Today at the Financial Times Cyber Security Summit in London, Ilia Kolochenko – chief executive officer and founder of High-Tech Bridge – held a talk about “why we still cannot stop cybercrime.”
In it, he laid bare an uncomfortable truth about cyber security: Businesses and governments across the world are spending more on security, but are being hacked more than ever. “Something is very wrong,” he said.
A raft of statistics from multiple sources painted the picture. Worldwide information security spending will hit $170 billion by 2020, venture capitalists spent $3.3 billion in 2015 on cyber security startups, the EU is planning a $2 billion investment into cyber security research and the US is planning to spend $19 billion on the area.
But, despite this investment, the hackers are still coming out on top. A PwC report said that cyber crime has risen by 20 per cent every year since 2014. KPMG reported that 81 per cent of healthcare organisations have been compromised in the last year and, according to Trend Micro, ransomware has risen by 172 per cent in the first half of 2016.

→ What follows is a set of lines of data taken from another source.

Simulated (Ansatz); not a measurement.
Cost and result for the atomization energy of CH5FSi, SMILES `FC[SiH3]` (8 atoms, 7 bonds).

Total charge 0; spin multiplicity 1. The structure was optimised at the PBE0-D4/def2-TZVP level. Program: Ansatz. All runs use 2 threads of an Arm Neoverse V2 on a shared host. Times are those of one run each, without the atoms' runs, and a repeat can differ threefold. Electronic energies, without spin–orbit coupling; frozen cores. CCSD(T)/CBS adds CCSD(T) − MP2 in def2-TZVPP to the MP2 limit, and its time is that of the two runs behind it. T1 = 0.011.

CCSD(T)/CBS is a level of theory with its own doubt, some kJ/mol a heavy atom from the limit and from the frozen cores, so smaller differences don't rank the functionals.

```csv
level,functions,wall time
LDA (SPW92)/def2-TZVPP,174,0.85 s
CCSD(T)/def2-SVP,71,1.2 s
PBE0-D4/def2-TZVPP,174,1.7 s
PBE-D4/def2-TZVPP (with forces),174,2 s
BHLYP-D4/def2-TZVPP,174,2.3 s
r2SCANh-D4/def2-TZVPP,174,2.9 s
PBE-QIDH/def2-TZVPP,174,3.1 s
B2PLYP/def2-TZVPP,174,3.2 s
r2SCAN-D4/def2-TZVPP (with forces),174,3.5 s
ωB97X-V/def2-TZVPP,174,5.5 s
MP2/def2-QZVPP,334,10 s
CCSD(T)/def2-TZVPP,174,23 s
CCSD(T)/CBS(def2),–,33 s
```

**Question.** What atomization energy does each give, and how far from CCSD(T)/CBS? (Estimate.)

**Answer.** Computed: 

And the list goes on: earlier this week Lloyd’s of London reported that nine out of ten European businesses have suffered a cyber attack in the last five years and Gemalto revealed that there has been 15 per cent more data breaches in the first half of this year compared to 2015.
“As we compare cyber security and cyber crime we can definitely see that something is wrong,” Kolochenko said. “What many cyber security vendors are saying is that it’s not a question of if you will get hacked, but when you will get hacked. Now, can you imagine you bank saying it’s not a question of if I lose your savings but when I lose your savings?”
So, what’s going wrong? Obviously there is no simple answer, but one factor outlined by Kolochenko is that businesses are looking at cyber security the wrong way. Too often, he said, businesses are preoccupied with following the trends and purchasing tools and solutions just because that’s what everyone else is doing. Instead, businesses need to concentrate more on what is best for them. “Cyber security is about efficiency and effectiveness, not just acquiring new products” and by identifying the risks to “appropriate to the business,” organisations will be better placed to defend against attacks.
"There is too much of a focus on cure rather than prevention and often a lack of recognition of the importance of security at board level," he continued, and a "limited willingness to adopt robust continuous monitoring of all systems using both security tools together with people skills, so that every boundary is patrolled and breaches prevented."
“Cyber security is not rocket science. By "doing the right things right” and keeping things simple, businesses will “have much more success fighting cyber crime.”